Pairing in general—and pair programming in particular—is an essential practice of XP. Unfortunately, pairing is closely associated with coding. Take, for example, the definition of the driver role: it is the person in control of the keyboard (Beck 2005). However, pairing is a technique that can—and should—be applied to a wide range of development activities, including, but not limited to, analysis, design, coding and testing. In fact, as noted by (Williams and Kessler 2002), when applied to analysis and design, it has been reported to be most effective (Williams et al. 2000, Allen 2001).

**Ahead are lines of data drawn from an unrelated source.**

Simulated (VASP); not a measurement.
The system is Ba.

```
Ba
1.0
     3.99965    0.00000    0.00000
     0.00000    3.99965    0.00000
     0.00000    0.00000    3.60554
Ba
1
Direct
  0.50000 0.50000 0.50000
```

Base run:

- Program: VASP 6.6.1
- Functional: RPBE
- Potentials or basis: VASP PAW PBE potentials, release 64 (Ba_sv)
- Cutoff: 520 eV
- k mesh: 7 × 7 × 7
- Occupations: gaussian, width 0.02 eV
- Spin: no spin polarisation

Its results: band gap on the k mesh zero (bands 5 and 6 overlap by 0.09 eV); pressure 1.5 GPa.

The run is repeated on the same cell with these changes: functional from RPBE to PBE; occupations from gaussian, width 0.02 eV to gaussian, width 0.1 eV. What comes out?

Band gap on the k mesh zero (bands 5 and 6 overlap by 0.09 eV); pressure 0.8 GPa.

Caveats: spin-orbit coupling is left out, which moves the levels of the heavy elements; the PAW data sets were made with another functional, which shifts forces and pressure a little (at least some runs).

Pair programming, priming and substitution
But why is pairing strongly associated with coding in practice? In “Thinking, Fast and Slow,” Daniel Kahneman provides an account of how people generate intuitive opinions of complex matters (Kahneman 2011). For example, people tend to give an answer more easily to the question of “How happy are you with your life?” if they were primed by another, related but simpler question, like “How many dates did you have last month?” Kahneman calls this process substitution.
Getting the design of a software system right is a daunting task. It is hard to even define what good design is. Many concerns must be balanced, and a single flaw can have serious consequences. Furthermore, design is a highly creative endeavor: each design problem is unique and requires holistic thinking.
On the other hand, getting the code right is much easier. Why? Because there are lots of heuristics and patterns available (Bloch 2017, Beck 2008), that, once learned, can be applied over and over. For example, once you learn to watch out for bad variable names, you can spot them quickly and address the issue locally. Although not purely mechanical, this activity takes relatively little mental effort. This is not to say that naming is unimportant, nor that it is trivial – good naming just does not make up for bad design. In words of Russell Ackoff alluding to Peter Drucker, “doing the wrong thing right is not nearly as good as doing the right thing wrong.”
Having said that, what do you do about it? If you are like me—and you get uncomfortable whenever you are asked to pair at the keyboard without a clear vision of the design—step up and pair at the whiteboard first. Usually, this helps a lot. You are still pairing, but armed with the right tool. This makes it less probable for the substitution heuristic to kick in. In other words, pairing at the whiteboard enables you and your peer to think about the problem more clearly and gain a better shared understanding of the problem domain, without being fooled by your brain into thinking that you are making progress by dealing with secondary issues like code formatting, variable naming, implementation patterns, and so on.
In conclusion, pairing is a powerful technique that is not bound to coding, as in pair programming. Sometimes, pairing at the whiteboard is more effective than pairing at the keyboard, because it lowers the risk of finding the right solution to the wrong problem.
- Beck, Kent, and Cynthia Andres. Extreme Programming Explained: Embrace Change. 2nd ed. Boston, MA: Addison-Wesley, 2005.
- Williams, Laurie, and Robert Kessler. Pair Programming Illuminated. Boston: Addison-Wesley, 2002.
- Williams, L., Robert R. Kessler, W. Cunningham, and R. Jeffries. “Strengthening the Case for Pair Programming.” IEEE Software 17, no. 4 (2000): 19–25. https://doi.org/10.1109/52.854064.
- Allen, Adrian. “An Investigation into Potential Reasons Why Pair Programming is Not Widely Adopted by Programmers as a Standard Development Practice When Developing Software.” Technical Report. University of Cape Town, 2012.
- Kahneman, Daniel. Thinking, Fast and Slow. London, England: Penguin Books, 2012.
- Bloch, Joshua. Effective Java. 3rd ed. Boston: Addison-Wesley, 2017.
- Beck, Kent. Implementation Patterns. The Addison-Wesley Signature Series. Upper Saddle River, NJ: Addison-Wesley, 2008.